Wednesday, March 05, 2008

The FBI acknowledged Wednesday it improperly accessed Americans' telephone records, credit reports and Internet traffic in 2006, the fourth straight year of privacy abuses resulting from investigations aimed at tracking terrorists and spies.

Testifying at a Senate Judiciary Committee hearing, Mueller raised the issue of the FBI's controversial use of so-called national security letters in reference to an upcoming report on the topic by the Justice Department's inspector general.

An audit by the inspector general last year found the FBI demanded personal records without official authorization or otherwise collected more data than allowed in dozens of cases between 2003 and 2005. Additionally, last year's audit found that the FBI had underreported to Congress how many national security letters were requested by more than 4,600.

In contrast to the strong concerns expressed by Congress and civil liberties groups after last year's inspector general's report was issued, Mueller's disclosure drew no criticism from senators during just over two hours of testimony Wednesday.
Following last year's audit, the Justice Department enacted guidelines that sternly reminded FBI agents to carefully follow the rules governing national security letters.

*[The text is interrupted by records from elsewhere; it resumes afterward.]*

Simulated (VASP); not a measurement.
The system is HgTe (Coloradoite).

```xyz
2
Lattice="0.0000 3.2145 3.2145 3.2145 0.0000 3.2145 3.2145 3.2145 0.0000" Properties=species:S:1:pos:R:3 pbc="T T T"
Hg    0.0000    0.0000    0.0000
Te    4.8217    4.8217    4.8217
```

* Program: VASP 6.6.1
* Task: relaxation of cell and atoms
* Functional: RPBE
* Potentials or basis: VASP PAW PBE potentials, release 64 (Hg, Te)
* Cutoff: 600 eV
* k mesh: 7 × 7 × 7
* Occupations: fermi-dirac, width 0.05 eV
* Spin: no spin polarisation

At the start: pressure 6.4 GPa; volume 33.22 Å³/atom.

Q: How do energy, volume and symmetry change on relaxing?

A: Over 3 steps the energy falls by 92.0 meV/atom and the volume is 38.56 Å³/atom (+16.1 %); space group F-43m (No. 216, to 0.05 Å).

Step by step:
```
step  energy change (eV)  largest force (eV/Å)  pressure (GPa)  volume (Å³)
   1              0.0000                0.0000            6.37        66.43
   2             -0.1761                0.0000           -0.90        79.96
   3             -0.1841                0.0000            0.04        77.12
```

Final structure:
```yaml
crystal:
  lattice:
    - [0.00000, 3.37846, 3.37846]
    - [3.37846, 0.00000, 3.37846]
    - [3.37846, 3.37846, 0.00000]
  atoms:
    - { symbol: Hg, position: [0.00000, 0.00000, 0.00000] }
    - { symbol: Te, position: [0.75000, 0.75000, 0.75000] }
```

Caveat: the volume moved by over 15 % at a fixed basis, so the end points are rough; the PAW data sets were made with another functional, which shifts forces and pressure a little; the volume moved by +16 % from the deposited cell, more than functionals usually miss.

"The credibility factor shows there needs to be outside oversight," said former FBI agent Michael German, now a national security adviser for the American Civil Liberties Union. "There were guidelines before, and there were laws before, and the FBI violated those laws," German said. "And the idea that new guidelines would make a difference, I think cuts against rationality."

1 comment:

Anonymous said...

Again...think this is intrusive, check out the form 1040.